Thursday 26th January 2006

The Archbishop of Canterbury, Dr Rowan Williams, has called on faith communities to demonstrate their abhorrence of anti-Semitism and take steps to ensure that it does not appear in religious institutions.

In a statement to mark Holocaust Memorial Day, Dr Williams welcomed the establishment of an All-Party Parliamentary Enquiry in the UK into rising levels of anti-Semitism and urged religious communities to play their part:

"I hope that all religious communities will make clear ... their abhorrence of anti-Semitism and the measures they are taking to ensure that it finds not the smallest foothold in our churches, mosques gurdwaras or temples."

The Archbishop warned that rhetoric across the world increased the impact of anti-Semitism at the very local level:

"Is it not a matter of the gravest concern that a religious community in this country must, on the advice of the police, put in place a range of security measures for its worship, the education of its children and its social activities? For what other religious community is this systematically the case? This is serious enough, but elsewhere in the world there are inflammatory bigoted and irresponsible statements made even by some in prominent public positions."

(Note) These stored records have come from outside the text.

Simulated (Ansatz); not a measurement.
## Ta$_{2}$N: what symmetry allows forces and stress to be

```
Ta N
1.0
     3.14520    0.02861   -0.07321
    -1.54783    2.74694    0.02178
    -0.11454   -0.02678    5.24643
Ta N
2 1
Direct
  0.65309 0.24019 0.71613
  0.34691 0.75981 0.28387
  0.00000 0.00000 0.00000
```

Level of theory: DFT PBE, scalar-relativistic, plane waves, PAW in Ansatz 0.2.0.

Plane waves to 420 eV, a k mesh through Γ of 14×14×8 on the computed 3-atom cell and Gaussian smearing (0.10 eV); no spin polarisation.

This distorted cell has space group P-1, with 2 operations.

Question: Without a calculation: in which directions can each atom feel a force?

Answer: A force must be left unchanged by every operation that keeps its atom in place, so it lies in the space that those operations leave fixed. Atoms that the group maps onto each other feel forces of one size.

Dr Williams stressed the importance of inter religious dialogues and initiatives across the world and welcomed efforts being made to promote education about the Holocaust. He emphasised the significance of the 350th anniversary of the Resettlement of the Jewish community in the country:

"As a nation we should celebrate this anniversary, marking as it does not only an attempt to right some of the terrible wrings earlier inflicted on Jewish people but also as an opportunity to celebrate the quite remarkable contributions of Jewish people to every aspect of the life of this country. Without the resettlement, it is hard to imagine what our history, culture politics or economy would be like today. Without doubt we would have been greatly the poorer."